Videos

MeCoDEMvis: images of media, conflict and democratisation
Giorgia Aiello, Katy Parry and Tim Wege

Introduction – This 15-minute film was borne out of a shared understanding among MeCoDEM members, that in times of conflict and democratisation visual images become powerful vehicles of testimony and denunciation but also creativity and celebration. To highlight the importance of the stories, narratives, frames and memories that circulate during times of transition, we decided to focus on some of the ways in which imagery may give voice or visibility to particular actors and constituencies in relation to protest, election campaigns, commemorations, street art and other forms of political expression (see Working Paper on Culture and Democratisation). In addition to working on a series of publications on the visual and more broadly cultural dimensions of the four country teams’ case studies, we wanted to capture the project’s key themes through some of the very images that we wish to interrogate. Dr Giorgia Aiello and Dr Katy Parry worked with each country team and with South African film producer Tim Wege to craft a cinematic narrative of research from each country through a set of still images sourced from a variety of image-makers, including professional photographers, amateurs, and photojournalists. The majority of these images were acquired from creative commons sources or were licensed from photographers like Vladimir Krzalic (Serbia) and Armand Hough (South Africa). What emerges from the film is not only the importance of symbolic production and visual representation in politics, but also a complex web of themes that move beyond the project’s focus on processes of democratisation. Some of the film’s themes include identity, citizenship, nationhood, participation, migration, humanitarianism, inequality, hope and imagination, among others– thus showing the complexity of MeCoDEM’s findings over three years’ worth of research, across four different countries.

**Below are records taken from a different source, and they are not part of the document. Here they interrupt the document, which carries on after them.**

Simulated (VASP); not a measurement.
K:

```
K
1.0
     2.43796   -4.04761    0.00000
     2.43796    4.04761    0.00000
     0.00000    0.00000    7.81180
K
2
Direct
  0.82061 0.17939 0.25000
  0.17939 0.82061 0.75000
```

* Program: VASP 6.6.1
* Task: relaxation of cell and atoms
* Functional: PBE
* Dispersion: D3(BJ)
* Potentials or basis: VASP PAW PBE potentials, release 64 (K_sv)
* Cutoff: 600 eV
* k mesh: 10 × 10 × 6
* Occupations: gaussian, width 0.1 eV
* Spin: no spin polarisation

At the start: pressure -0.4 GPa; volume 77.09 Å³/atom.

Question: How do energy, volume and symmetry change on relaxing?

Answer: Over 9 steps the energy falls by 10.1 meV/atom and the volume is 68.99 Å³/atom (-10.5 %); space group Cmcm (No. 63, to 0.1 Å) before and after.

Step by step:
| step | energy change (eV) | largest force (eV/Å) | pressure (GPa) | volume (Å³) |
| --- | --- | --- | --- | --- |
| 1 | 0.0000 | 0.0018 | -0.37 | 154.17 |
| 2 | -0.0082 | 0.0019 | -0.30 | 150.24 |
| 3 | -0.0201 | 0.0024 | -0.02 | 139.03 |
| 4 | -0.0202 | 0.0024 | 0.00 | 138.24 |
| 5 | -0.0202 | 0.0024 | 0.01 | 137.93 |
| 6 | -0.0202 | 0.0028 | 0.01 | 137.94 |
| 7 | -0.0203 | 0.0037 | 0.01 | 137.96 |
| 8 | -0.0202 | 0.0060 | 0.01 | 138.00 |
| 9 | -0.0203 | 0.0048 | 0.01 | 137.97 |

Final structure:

Generation 1994: envisioning democracy in Serbia
Aleksandra Krstić and students at the Department of Journalism and Communication, Faculty of Political Sciences, University of Belgrade

Introduction – Fourth year students at the Department of Journalism and Communication in the Faculty of Political Sciences, University of Belgrade, prepared this video in connection with the MeCoDEM project. The video was presented during the final Consortium Meeting in Cape Town in December 2016. The students were born in 1994 under the authoritarian regime of Slobodan Milošević. They spent their early childhood in times of crisis: the Balkan civil wars, street protests and demonstrations against the authoritarian regime. They entered the education system in 2001, after Milošević had been removed from power and as the transition to democracy began. They are now in the final year of Journalism Studies and a number of them attended the investigative TV journalism course I taught during the winter semester 2016/2017. After I (Aleksandra Krstić) read the outline of MeCoDEMVis, a fantastic part of MeCoDEM project, I wanted to see how students born in 1994 visually perceive transition, democracy, human rights, citizenship and other topics related to MeCoDEM. We had never discussed the visual aspects of these themes before. Students had only referred to some visual aspects of democracy in their practical work at the Faculty, as part of the regular TV programme our Department produces, but these themes were only touched upon and incorporated within other, broader topics of their interest.

Therefore, as soon as the winter semester began in early October 2016 and the MeCoDEMVis outline for selecting images that would tell the broader story of conflict cases within MeCoDEM was finalised, students were asked to write a script about how they envision Serbia’s authoritarian past and the state of democracy. At first their scripts were long and abstract, mostly expressing metaphors of democracy, rather than true representations of the way they perceive various aspects of democracy, that is, what they associate the past or democracy with or what could actually be filmed etc. After several weeks of discussion, visiting places in the city, guiding students through in-depth interpretations of the Serbian cases examined within MeCoDEM and writing one final script together, we decided to show several short stories embedded in one video. Besides giving a visual presentation of their thoughts on transition, each author was given the opportunity to prepare a stand-up or dialogue, saying a couple of sentences into the camera. The hardest part was to make the video understandable for foreign audiences, to make it clear for people who know very little or nothing at all about Serbia’s past or present.

The video represents the students’ relationship to the past, their thoughts on the advantages and disadvantages of transition, as well as images of the urban sites they see as monuments of the past. The video shows students’ commitment to team work and the strength of their desire to become journalists in a democratic country. The images were filmed by students and professionally edited at the Faculty’s Media Centre.